I was pleased to see this piece in the WSJ 13 Aug 2009. For climate change policy, even the economists who developed the concept, Thomas Crocker and John Dale, recommend emissions taxes instead of cap-and-trade for cutting fossile fuel consumption.
(…) “I’m skeptical that cap-and-trade is the most effective way to go about regulating carbon,” says Mr. Crocker, 73 years old, a retired economist in Centennial, Wyo. He says he prefers an outright tax on emissions because it would be easier to enforce and provide needed flexibility to deal with the problem.
(…) Mr. Crocker sees two modern-day problems in using a cap-and-trade system to address the global greenhouse-gas issue. The first is that carbon emissions are a global problem with myriad sources. Cap-and-trade, he says, is better suited for discrete, local pollution problems. “It is not clear to me how you would enforce a permit system internationally,” he says. “There are no institutions right now that have that power.”
(…) The other problem, Mr. Crocker says, is that quantifying the economic damage of climate change — from floods to failing crops — is fraught with uncertainty. One estimate puts it at anywhere between 5% and 20% of global gross domestic product. Without knowing how costly climate change is, nobody knows how tight a grip to put on emissions.

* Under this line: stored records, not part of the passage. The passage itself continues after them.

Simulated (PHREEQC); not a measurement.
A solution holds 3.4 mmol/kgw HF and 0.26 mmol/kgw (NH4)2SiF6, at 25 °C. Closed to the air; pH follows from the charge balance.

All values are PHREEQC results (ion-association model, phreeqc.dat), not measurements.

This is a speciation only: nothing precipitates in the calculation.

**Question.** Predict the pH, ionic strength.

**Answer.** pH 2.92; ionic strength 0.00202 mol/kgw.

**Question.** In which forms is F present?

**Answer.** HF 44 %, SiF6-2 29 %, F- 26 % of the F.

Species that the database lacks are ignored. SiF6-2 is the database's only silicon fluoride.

In this case, he says Washington needs to come up with an approach that will be flexible and easy to adjust over a long stretch of time as more becomes known about damages from greenhouse-gas emissions. Mr. Crocker says cap-and-trade is better suited for problems where the damages are clear — like acid rain in the 1990s — and a hard limit is needed quickly.
“Once a cap is in place,” he warns, “it is very difficult to adjust.” For example, buyers of emissions permits would see their value reduced if the government decided in the future to loosen the caps.
(…) Another economist, David Montgomery, advanced their ideas in the 1970s, converting their theories into the complex mathematical formulas to demonstrate that they weren’t merely an idea but were also economically feasible. Mr. Montgomery, too, is a skeptic of cap-and-trade for greenhouse gases. He prefers an outright tax.
“You get huge swings in carbon prices with a cap, which creates more volatility and uncertainty for business,” he says.
David Montgomery is exactly correct. To swing utilities away from more coal-fired plants to nuclear generation they just need confidence in their return on investment projections. The simple fee-and-dividend policy gives them predictable future prices on their inputs.